Available on: Fabric CD
The plight of the mix CD. Yeah, yeah. You’ve probably read the argument dozens of times by now, because it’s usually mentioned in any kind of editorial surrounding the fast-fossilizing format. I apologize for bringing it up again, but there’s a reason for that. All wide-eyed daydreaming aside, when the glut of free podcasts is overwhelming enough to begin with, why bother with a commercial product dogged by the limitations of copyright, licensing, duration, and everything else that comes with store shelves? Some artists – notably in this very Fabric / Fabriclive series – have sidestepped the relevancy issue by making mixes exclusively from their own material or other such “artistic” moves, and have come up with near-masterpieces in the process. Four Tet, faced with the familiar dilemma, instead chooses to step out of the arena entirely.
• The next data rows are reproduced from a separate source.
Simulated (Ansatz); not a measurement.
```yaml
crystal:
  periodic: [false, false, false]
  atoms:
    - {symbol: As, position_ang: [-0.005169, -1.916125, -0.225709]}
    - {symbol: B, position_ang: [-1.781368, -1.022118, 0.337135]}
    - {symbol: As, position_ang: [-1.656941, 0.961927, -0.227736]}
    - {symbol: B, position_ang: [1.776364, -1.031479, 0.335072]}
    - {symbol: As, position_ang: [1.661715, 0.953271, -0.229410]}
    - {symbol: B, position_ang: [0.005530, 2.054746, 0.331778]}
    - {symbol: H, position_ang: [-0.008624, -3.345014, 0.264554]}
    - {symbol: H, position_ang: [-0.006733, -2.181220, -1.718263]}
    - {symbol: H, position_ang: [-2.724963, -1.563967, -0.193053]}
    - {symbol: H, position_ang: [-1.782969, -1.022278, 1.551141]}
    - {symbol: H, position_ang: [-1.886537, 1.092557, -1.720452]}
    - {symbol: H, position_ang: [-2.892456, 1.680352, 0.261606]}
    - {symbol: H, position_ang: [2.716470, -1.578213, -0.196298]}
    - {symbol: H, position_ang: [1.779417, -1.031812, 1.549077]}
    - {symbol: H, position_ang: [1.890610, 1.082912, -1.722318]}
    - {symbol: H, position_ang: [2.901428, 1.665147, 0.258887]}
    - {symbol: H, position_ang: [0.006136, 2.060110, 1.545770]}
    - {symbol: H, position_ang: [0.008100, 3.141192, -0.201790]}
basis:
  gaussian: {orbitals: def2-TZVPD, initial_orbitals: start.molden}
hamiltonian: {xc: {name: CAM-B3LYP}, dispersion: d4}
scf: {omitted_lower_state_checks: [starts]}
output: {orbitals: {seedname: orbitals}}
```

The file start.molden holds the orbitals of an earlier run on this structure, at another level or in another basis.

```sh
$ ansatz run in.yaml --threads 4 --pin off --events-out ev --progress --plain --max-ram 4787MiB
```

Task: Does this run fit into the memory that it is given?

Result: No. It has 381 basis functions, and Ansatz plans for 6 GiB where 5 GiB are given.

London producer/DJ Four Tet probably isn’t the kind of guy you think of as “big name club DJ” and even though he probably deserves the tag more than you think, it stands that his Fabriclive isn’t your typical “big name club mix” either. I’ve always found Kieran Hebden’s DJing less than inspiring, even if his formidably crate-digging selections could be interesting, but I’ll admit that his concept for the vaunted London club’s series is pretty goddamn ambitious. You have to admire the guy, really. Instead of a mix representing the kind of set one might play at Fabric (as we can assume most of these CDs are meant to be), he wanted to capture the sound of the club itself. That means we get field recordings of the club embedded into the very music; a multi-room club, in fact, so we also get periods of silence meant to emulate the legions of punters wandering from room to room searching for the right sound to match whatever mood they’re in that night. He even pressed the new tracks he’s debuting here to vinyl just for the purposes of the mix, and digital post-production apparently involved zero cleaning up of the vinyl recordings.
In fact, you can kind of hear it: even with its shifting styles and jarring halts, Fabriclive.59 sounds consistent, for better or for worse. Recording a set of tracks that spans decades from the same source material means it all feels remarkably cohesive, but the mix is strangely grey and overcast, a melancholia that coats much of the producer’s own work. Though he’s been moving more and more towards the dancefloor, his own rhythms have been more appropriate to induce pleasant hypnosis than dancing (‘Love Cry’), and this set ambles at the same relaxed and measured pace. So what kind of stuff does Four Tet DJ? You could say that here he focuses on the early(-ish) 2000s, unearthing lost classics like Apple’s incredible Funky relic ‘Mr. Bean’ or caning not-so-lost gems like grime prototype ‘Pulse X’, but he also manages to throw Floating Points, Burial and STL in there. Oh, and Ricardo Villalobos; you get the picture. It’s a mix that on one hand feels refreshingly devoid of chronology, an alternate universe vision of what might have happened if something else sprouted out of garage instead of dubstep, but there’s no real clear signifier uniting these tracks other than “inoffensive” or “polite.”
The actual mixing is exceedingly careful and not at all flashy, though it at least lacks the awkward flubs that sometimes mars Four Tet’s actual DJ sets. While those sudden stops and field recordings are an endearing part of the whole conceptual shebang here, I mean it when I say they’re sudden – songs unapologetically disappear mid-bar with no warning, more annoying than inspiring. As for the field recordings, they’re the kind of thing that’s worthwhile the first time around and just gets to be a skip-button-inducing drag the more you listen. At any rate, there’s a lot to digest here, including two fantastic new tracks from Hebden himself. ‘Pyramid’ might be the best Four Tet track yet, winding a multisyllabic vocal phrase around an uncharacteristically chunky, propulsive beat that itself unravels into a typically gorgeous chime section, while ‘Locked’ closes out the mix in more typical fashion, mixing pitter-patter percussion with a mournful guitar sample that brings things down slowly. If we’re going to go with this whole “club journey” concept, it’s an ending that implies someone falling asleep on the sticky, spent dancefloor at 8am than actually leaving the club, but it’s a nice enough ending that we can forgive the incongruity. So while he might have tried his darndest to save the mix CD – or at least his own mix CD – Fabriclive 59 is not a complete success. It carries all the momentum and flow problems you might have expected from a Four Tet mix CD, ironically exacerbated by the DJ’s own artistic choices, but like I said, you’ve got to admire the guy. At the very least, I’ll keep coming back for ‘Pyramid’, and the ride to get there, like most of the Four Tet catalogue, is agreeable enough.